Your most affectionate brother,
JAMES THOMSON."

(Addressed) "To Mrs. Thomson in Lanark."

The last piece that Thomson published was the Castle of Indolence, which he finished with great accuracy, and is the most perfect and pleasing of all his compositions. His friend Lyttelton, being now in power, he procured for our poet the place of Surveyor General of the Leeward Islands, an office performed by deputation. This sinecure, however, procured a nett £300 a year, after paying his deputy. This deputy was his friend Patterson, who lived to succeed Thomson in the office. Behold our author, then emancipated from narrow circumstances, and ultimately placed in those which were affluent. Such however, was his destiny that while grasping the cup of worldly happiness, and eagerly advancing it to his lips, it was dashed from him, with every expected sweet. A fever put an end to his life, August 27, 1748, in the 48th year of his age. He was buried in the church of Richmond,

under a plain stone without inscription; but a decent monument was erected to his memory in Westminster Abbey, in the year 1762, the expense of which was defrayed by the profits arising from a splendid edition of his Works, given by Millar. The earl of Buchan directed a Tablet, with an inscription, to be placed on the wall in Richmond church. Collins

stood alone in paying a tribute to our poet's memory. Langhorne, and others have since commemorated his genius, in strains the most pathetic. He left unpublished his tragedy of Coriolanus which was brought upon the stage in 1749, for the benefit of his family. A considerable sum was raised by this means, and appropriated to the discharge of his debts; the remainder was presented to his surviving sisters, Mrs. Jean Thomson and Mrs. Mary Craig. His Poems and Plays were collected and published by Mr. Millar, the bookseller, in two volumes 4to, 1762, to which was prefixed an account of his life by Dr. Murdoch. The subsequent editions, particularly of the Seasons, are too numerous to be specified. The edition in 8vo, 1768, is illustrated by an essay on the Seasons, by Dr. Aikin; that in 4to, Perth, 1793, by a critical essay on the poem, by Mr. Heron; and that in 8vo, 1794, with notes by Mr. Stockdale. Thomson was of a stature above the middle size, and "more fat than hard beseems;" of a dull countenance, and a gross, unanimated, uninviting appearance; silent in mingled company, but cheerful among select friends, and by those friends warmly and tenderly beloved. His benevolence was fervent but not active; he gave, on all occasions, the utmost his purse could supply; but as to offices of intervention and solicitation, they were what bis sluggishness prevented him from undertaking.

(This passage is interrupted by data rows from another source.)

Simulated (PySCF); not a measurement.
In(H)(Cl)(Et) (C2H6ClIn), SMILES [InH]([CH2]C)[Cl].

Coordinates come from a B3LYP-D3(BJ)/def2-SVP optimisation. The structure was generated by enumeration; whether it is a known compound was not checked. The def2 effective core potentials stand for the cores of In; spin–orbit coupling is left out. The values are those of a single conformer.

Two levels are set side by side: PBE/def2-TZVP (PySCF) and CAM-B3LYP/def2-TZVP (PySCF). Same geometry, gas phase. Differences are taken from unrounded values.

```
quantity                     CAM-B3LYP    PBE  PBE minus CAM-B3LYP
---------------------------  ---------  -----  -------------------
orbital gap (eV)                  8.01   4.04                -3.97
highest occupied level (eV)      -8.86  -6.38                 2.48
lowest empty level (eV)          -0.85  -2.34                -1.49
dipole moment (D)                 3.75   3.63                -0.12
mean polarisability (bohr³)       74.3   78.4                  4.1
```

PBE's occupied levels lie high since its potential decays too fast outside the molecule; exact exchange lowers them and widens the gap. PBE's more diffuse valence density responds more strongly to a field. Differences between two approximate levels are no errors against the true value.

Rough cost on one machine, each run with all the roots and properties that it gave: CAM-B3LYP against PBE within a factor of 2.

He was however consistent in neglecting his own affairs as much as those of others. He often had felt the inconveniencies of idleness, but he never undertook a cure. His articulation in reading was exceedingly unskilful, particularly in solemn compositions. He once read to Doddington, who was a reader eminently elegant, some of his own verses, who heard him fora while with some patience, but he could endure his barbarous recitations no longer; he rose, snatched the paper out of Thomson's hand, and reviled him with misunderstanding his own verses.

"As a writer," says Johnson "Thomson is entitled to one praise of the highest kind; his mode of thinking, and of expressing his thoughts, is original. His blank verse is no more the blank verse of Milton, or of any other poet, than the rhymes of Prior are the rhymes of Cowley. His numbers, his pauses, his diction, are of his own growth, without transcription, without imitation. He thinks in a peculiar train, and he thinks always as a man of genius: he looks round on naturę, and on life, with the eye which nature bestows only on a poet, the eye that distinguishes in every thing presented to it's view, whatever there is on which imagination can delight to be detained, and with a mind that at once comprehends the vast, and attends to the minute. The reader of the Seasons wonders that he never saw before what Thomson shews him, and that he never yet has felt what Thomson impresses. His diction is in the highest degree florid and luxuriant; such as may be said to be to his images and thoughts, both their lustre and their shade;' such as invest them with splendour through which perhaps they are not always easily discerned. It is too exuberant, and sometimes may be charged with filling the ear more than the mind.